But if this, or any considerable part of it, is true, how comes it that the number of students at Cambridge is exceeded any where else in the country, as it was exceeded last year in three other colleges? This is a problem, which, on our premises, we may be fairly called on to solve.

One solution is to be found in the very fact of the greater thoroughness of the course. The requisitions for admission being higher than elsewhere, more time and money are required to prepare for it. And this being so, that large proportion of young persons, who care not so much to have the best education, as to have a tolerably good one, which will introduce them speedily into a profession, are to be expected rather to turn their steps in some other direction. This impediment to the multiplication of students we hope never to see removed. We would not have abrupt and exorbitant advances made in the terms of admission. But we hope to see Cambridge always as much in advance of its sister seminaries, as we believe it now to be, in respect to opportunities of proficiency for such as desire to have the best. One distinguishing advantage which it possesses in its affluent endowments is, that it can better afford than they to dispense with the income, to be collected from a large number of students. And one obligation to the literature of the country, thus devolved on it, is, that it should make itself a kind of model institution, constantly raising the standard of scholarship, and leading the way in improvements, which other institutions, with the benefit of such countenance, will then be justified and excited in their own due time to adopt.

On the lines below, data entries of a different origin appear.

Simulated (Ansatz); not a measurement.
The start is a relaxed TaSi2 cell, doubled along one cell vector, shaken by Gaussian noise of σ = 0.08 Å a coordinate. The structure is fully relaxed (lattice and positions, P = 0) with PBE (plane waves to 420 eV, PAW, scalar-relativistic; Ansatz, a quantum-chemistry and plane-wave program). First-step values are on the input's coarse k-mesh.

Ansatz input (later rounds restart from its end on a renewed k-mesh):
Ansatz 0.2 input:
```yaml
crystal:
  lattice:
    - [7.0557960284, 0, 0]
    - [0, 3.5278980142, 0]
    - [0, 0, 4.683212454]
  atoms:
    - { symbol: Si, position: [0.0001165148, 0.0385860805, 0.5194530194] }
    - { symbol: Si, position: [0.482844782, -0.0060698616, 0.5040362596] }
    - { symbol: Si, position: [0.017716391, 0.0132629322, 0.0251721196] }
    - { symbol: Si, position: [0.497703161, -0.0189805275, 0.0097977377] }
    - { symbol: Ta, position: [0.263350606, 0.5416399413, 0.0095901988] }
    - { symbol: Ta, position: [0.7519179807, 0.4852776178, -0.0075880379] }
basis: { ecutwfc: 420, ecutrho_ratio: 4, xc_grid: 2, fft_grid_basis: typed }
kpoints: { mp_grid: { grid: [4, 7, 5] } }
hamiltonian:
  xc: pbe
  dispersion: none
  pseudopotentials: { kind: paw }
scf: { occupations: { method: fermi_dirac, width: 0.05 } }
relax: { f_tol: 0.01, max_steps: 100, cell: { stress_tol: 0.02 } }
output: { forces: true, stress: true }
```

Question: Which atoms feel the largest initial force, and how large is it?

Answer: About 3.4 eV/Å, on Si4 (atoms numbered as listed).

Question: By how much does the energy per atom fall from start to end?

Another important point in this connexion is, the situation of Harvard College. Amherst is in the centre of New England, the most studious portion of the country, and especially in the centre of that district of New England, densely inhabited by its substantial yeomanry, which furnishes the largest proportion of the raw material for educated men. Union College is at the centre, -not geographical, but of population, of the empire state, and within a two hours' ride of its seat of government. Yale College is in a town, which, besides being the capital of a state which is, for schoolmasters, the " officina gentium," is, by force of steam-boat

« ПредыдущаяПродолжить »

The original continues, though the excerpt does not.